Is Entrepreneurship Through Acquisition The Answer To Building Wealth For People Of Color?


How to build wealth among people of color and to do so in a way that’s accessible to a critical mass of people? That’s the question four friends who all met through business school connections started discussing in earnest after the 2020 murder of George Floyd and the spotlight on racial inequities it fostered.

Their answer: boost business ownership by people of color, but with a twist. Instead of helping founders start something from scratch, they decided they’d focus on entrepreneurship through acquisition (ETA)—that is, buying an existing business. “It’s a much lower-risk path to entrepreneurship,” says Havell Rodrigues, cofounder and CEO of New Majority Capital, the Providence, RI, company they formed to boost ETA. “You have cash flow from day one.”
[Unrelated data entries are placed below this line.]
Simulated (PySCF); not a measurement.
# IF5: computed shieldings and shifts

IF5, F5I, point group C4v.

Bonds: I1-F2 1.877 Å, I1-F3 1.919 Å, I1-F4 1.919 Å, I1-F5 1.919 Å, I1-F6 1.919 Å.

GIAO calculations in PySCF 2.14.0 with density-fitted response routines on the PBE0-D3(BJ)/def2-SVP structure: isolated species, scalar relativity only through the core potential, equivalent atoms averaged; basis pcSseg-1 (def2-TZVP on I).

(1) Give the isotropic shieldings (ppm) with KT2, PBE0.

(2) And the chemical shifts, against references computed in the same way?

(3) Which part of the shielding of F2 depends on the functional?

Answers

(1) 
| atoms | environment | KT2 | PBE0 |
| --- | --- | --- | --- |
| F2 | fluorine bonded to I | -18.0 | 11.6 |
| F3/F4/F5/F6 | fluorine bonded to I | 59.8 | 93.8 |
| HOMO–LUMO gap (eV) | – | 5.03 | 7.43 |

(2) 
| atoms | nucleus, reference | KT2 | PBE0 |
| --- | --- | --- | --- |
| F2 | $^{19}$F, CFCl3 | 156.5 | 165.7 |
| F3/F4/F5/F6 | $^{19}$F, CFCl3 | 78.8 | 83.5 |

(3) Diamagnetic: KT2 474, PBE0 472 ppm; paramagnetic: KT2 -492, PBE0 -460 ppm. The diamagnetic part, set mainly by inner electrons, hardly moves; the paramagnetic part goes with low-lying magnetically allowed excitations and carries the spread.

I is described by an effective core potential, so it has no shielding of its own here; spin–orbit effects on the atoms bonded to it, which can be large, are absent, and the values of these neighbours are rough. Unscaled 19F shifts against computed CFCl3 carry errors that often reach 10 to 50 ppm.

That plan rests, in part, on the predicted silver tsunami of businesses coming on the market. That’s because millions of firms owned by baby boomers will be for sale or bequeathed over the next two decades. “This is a unique opportunity for under-represented entrepreneurs to acquire businesses and start on a path of building generational wealth,” says Allegra Stennett, cofounder. In Rhode Island alone, according to cofounder Darryl Lindie, there are about 20,000 small businesses with employees and 80% lack a succession plan.

Foundation

New Majority has two parts. First there’s New Majority Capital Foundation, which runs two programs. One, called Succession Ready, helps existing business owners thinking of retiring, over a period of five weeks, to get their companies ready for succession. Launched last fall in Providence, it covers everything from alternatives to selling to how to increase a firm’s valuation.

The other, which will launch next week, is bETA, an eight-week accelerator aimed at teaching entrepreneurs of color what they need to know to buy and expand an existing business. (It’s in -person for the first and last few days and virtual the rest of the time, a particularly important consideration for participants who hold a full-time job). That includes doing due diligence, hiring and operations, among other topics. It also covers looking for business brokers. At the end, they get a certification from Babson College, which is delivering the curriculum. It’s launching in Rhode Island, but the team plans to expand nationally this year.

New Majority held an introductory workshop in January for about 100 BIPOC individuals, to provide a glimpse of what ETA involves. About 35 or so of those people will comprise the first cohort.

The Fund

Graduates will form a pipeline for New Majority’s $50 million fund. It will provide up to 100% of financing for making an acquisition, with the ability to help finance around 50 acquisitions alongside banks and other investors. Three are three structures: One is for people able to make a down payment, the other two are for those who can’t do that. (All include 10% seller financing). Those who have the resources for a 2.5% down payment can access a 7a SBA loan, plus a 7.5% equity stake from New Majority and seller financing. Otherwise, they can split debt and equity, plus seller financing. Or New Majority takes a 90% equity stake with seller financing.

The equity, says Kris Schumacher, cofounder, “is designed to be as non-extractive as possible.” That means returns are typically limited, with a structure that allows entrepreneurs to have full ownership in five to seven years.

There’s also a crowdfunding campaign allowing non-accredited investors to invest in the company.

First Plans

The partners first considered the idea of creating a venture studio. It would come up with startup ideas and back founders who could get those businesses up and running. But, they realized, that approach had some glaring problems. First, was the high failure rate for new businesses in the U.S. The other was the likelihood that, because only a few of the ideas would probably succeed, they’d end up focusing their efforts on just a few companies, thereby limiting the number of entrepreneurs able to benefit and start generating generational wealth. “Having just a few people succeed is not going to move the needle,” says Stennett.

Better, they decided, was to offer a soup-to-nuts solution. “We needed a model through which all portfolio companies would have equal support so we could all succeed,” says Rodrigues.

Ultimately, it’s a plan that, the cofounders feel, will work for everyone. “Small businesses are a great driver of wealth creation and a great value proposition for all parties involved,” says Lindie.